Litecoin (LTC) has slipped roughly 46% from its 2025 high, yet on-chain metrics and derivatives flows have shown a notable surge in large-holder activity that complicates the bearish price narrative. Market observers say the split between price action and ‘smart money’ behavior suggests accumulation at lower levels even as retail interest wanes.
On-chain analytics recorded a spike in large transfers—transactions exceeding $100,000—reaching a five-week high as of January 2026, and wallets holding more than 100,000 LTC rose by more than 6% over the prior 90 days, according to Santiment.
These moves coincide with dips below the $75–$76 area, a pattern traders often interpret as opportunistic buying by sophisticated holders.
Technically, weekly indicators such as RSI and On-Balance Volume registered bullish divergences in recent analyses, a setup that analysts interpret as higher-confidence reversal potential. Market commentary pointed to resistance around $102, with intermediate breakout thresholds at $95 and $120–$150 for stronger moves.
Litecoin derivatives and scenario framing
Derivatives activity has amplified the picture. Litecoin’s open interest rose to 8.25 million LTC—its highest level since Oct. 10, 2025—reflecting increased leverage and speculative positioning, per FXStreet and market trackers. Coinglass metrics have likewise shown a positive Whale vs. Retail Delta since Q4 2024, indicating larger holders dominated flows as smaller traders pulled back.
Beyond flows, proponents highlighted Litecoin’s structural strengths—very low transaction fees (reported under $0.001) and optional privacy via MimbleWimble Extension Blocks—as enduring utilities that support longer-term demand, even if developer activity has drawn scrutiny in prior years.

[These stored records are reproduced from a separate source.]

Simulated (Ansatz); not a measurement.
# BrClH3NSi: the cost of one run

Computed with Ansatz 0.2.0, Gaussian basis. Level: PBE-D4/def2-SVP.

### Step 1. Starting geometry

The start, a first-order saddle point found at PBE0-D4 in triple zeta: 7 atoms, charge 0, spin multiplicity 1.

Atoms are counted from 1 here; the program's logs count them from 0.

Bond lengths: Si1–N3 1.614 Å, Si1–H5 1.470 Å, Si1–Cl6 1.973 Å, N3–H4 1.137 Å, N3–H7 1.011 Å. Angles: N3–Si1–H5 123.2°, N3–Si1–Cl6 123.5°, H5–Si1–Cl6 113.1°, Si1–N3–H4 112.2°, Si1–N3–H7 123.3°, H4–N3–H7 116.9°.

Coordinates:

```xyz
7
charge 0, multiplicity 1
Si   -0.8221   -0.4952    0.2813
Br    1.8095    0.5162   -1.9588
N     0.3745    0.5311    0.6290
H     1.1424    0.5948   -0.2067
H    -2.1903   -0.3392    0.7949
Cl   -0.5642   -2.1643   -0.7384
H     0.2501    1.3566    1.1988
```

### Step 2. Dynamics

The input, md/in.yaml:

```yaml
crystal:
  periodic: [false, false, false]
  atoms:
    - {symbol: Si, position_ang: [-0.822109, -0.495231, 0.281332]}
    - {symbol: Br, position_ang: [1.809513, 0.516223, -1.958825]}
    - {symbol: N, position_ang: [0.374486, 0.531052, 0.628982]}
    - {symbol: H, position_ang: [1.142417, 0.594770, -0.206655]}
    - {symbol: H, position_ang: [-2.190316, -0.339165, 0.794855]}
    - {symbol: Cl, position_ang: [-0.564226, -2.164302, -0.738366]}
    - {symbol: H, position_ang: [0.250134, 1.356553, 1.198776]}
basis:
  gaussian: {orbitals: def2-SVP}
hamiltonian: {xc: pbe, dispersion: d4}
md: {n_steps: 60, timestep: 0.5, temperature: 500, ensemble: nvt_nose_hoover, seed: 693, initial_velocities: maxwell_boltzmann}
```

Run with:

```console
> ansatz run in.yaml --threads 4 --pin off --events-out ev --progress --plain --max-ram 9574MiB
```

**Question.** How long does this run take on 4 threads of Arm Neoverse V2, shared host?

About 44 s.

Investors are now watching whether the on-chain accumulation and elevated open interest translate into price momentum in the coming weeks. Forecasts referenced in recent coverage project a range of scenarios: a near-term rebound to roughly $112–$136 in Q1 2026, with broader year-end targets that assume sustained bullish conditions and market breadth.
Continued monitoring of whale transfers, open interest levels and the $132.23 38.2% Fibonacci barrier will be central to assessing whether this divergence resolves into a durable recovery or a transient squeeze.